The failure that cost Erebus Motorsport's lead entry its chance of winning the 2014 Bathurst 12 Hour will be investigated by Mercedes-AMG's motorsport arm in Germany.
The #1 Mercedes of Bernd Schneider/Maro Engel/Nico Bastian scored pole position and led the majority of the first eight hours of the race before a failure on the right-rear of the SLS saw it garage bound.
The trio eventually finished in seventh position, five laps adrift of the winning Maranello Ferrari.
Two HWA engineers were at Bathurst assisting the Erebus and HTP Mercedes teams, and will likely bring components back with them to Germany.
“It had a rear hub issue, for some reason the drive pegs came loose inside the wheel, which meant the wheel came loose and had a vibration,” Erebus team manager Barry Ryan told Speedcafe.com after the race.
“We don't know exactly how it happened or why it happened yet but it just developed a vibration and then found a problem with the hub.

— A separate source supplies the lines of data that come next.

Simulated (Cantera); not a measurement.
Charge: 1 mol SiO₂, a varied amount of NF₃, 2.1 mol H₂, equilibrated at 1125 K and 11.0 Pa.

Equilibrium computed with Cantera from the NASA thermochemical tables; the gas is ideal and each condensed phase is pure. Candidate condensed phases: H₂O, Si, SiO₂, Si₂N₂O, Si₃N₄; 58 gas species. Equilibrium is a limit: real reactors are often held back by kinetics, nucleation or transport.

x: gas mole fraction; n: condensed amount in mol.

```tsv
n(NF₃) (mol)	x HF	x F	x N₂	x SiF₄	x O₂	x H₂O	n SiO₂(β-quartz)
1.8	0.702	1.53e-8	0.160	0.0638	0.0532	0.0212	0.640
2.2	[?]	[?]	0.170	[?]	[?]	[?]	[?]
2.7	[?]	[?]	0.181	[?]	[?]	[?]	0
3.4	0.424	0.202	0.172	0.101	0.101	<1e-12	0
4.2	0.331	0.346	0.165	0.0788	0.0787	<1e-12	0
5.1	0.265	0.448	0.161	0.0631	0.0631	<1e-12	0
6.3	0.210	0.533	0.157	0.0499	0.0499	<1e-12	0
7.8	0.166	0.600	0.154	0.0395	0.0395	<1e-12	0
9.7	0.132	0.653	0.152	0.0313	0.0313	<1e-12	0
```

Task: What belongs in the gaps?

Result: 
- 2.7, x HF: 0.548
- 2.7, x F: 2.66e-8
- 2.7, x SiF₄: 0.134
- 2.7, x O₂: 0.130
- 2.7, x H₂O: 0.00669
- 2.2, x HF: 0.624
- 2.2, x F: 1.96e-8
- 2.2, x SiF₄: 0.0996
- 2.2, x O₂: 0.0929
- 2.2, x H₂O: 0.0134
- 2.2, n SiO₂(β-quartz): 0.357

“HWA will investigate what happened. They've already started looking into what went wrong and they're incredibly thorough with this sort of thing. It'll be fixed pretty quick.”
Although unable to rule it out, Ryan does not believe that a high-speed trip through the McPhillamy Park gravel for Nico Bastian during the race played a part in the problem.
“I don't think so,” he said of whether it could have been a factor. “He did hit something when he went through there that tore part of the rear bumper off, but there was no damage on the rim. We'll have to see.
“It (the problem) was just such a shame because we were strong and just driving to a lap time to ensure we could get to the end without putting a set of brake pads on it.
“We were in a very good position to fight anyone at the end if we had to.”
Erebus managed to escape with a third place finish through its Will Davison/Jack Le Brocq/Greg Crick driven second entry despite the #63 SLS suffering significant damage during the race.
The car clipped a kangaroo in the opening minutes with Le Brocq at the wheel in an incident that took the #23 JBS Lamobrghini out of the race completely.
Estimating that it would drop two laps changing the front splitter even under Safety Car, the team elected to continually make minor repairs during the day as the drivers adjusted to the ill-effects of the damage.
Although a mid-race hit from Crick on the #65 Daytona at The Dipper furthered mangled the front-end, Davison was able to lap in the 2:05s in the run to the flag as he held out Shane van Gisbergen in the charging McLaren.
“To hit that kangaroo and do all that damage on the front, we thought we'd just be limping home from there,” said Ryan of the second car.
“But at every pitstop we tried to fix it a little bit and then Cricky had a slight hit with someone but we kept pressing on and it hung in there.
“The drivers just found a way around it in a different style. They worked with each other and taught each other to get around the problems.
“It was still pretty fast at the end even though it had really bad understeer. All three drivers did a tremendous job in that car.”
Erebus has already confirmed that reigning Porsche GT3 Cup Challenge winner Richard Muscat will step into one of its SLSs for an assault on this year's Australian GT Championship.
A decision on whether to run the second car in the AGTC or save it for international events, potentially including the Spa 24 Hours or Macau GT Cup, is due to be made within the next fortnight.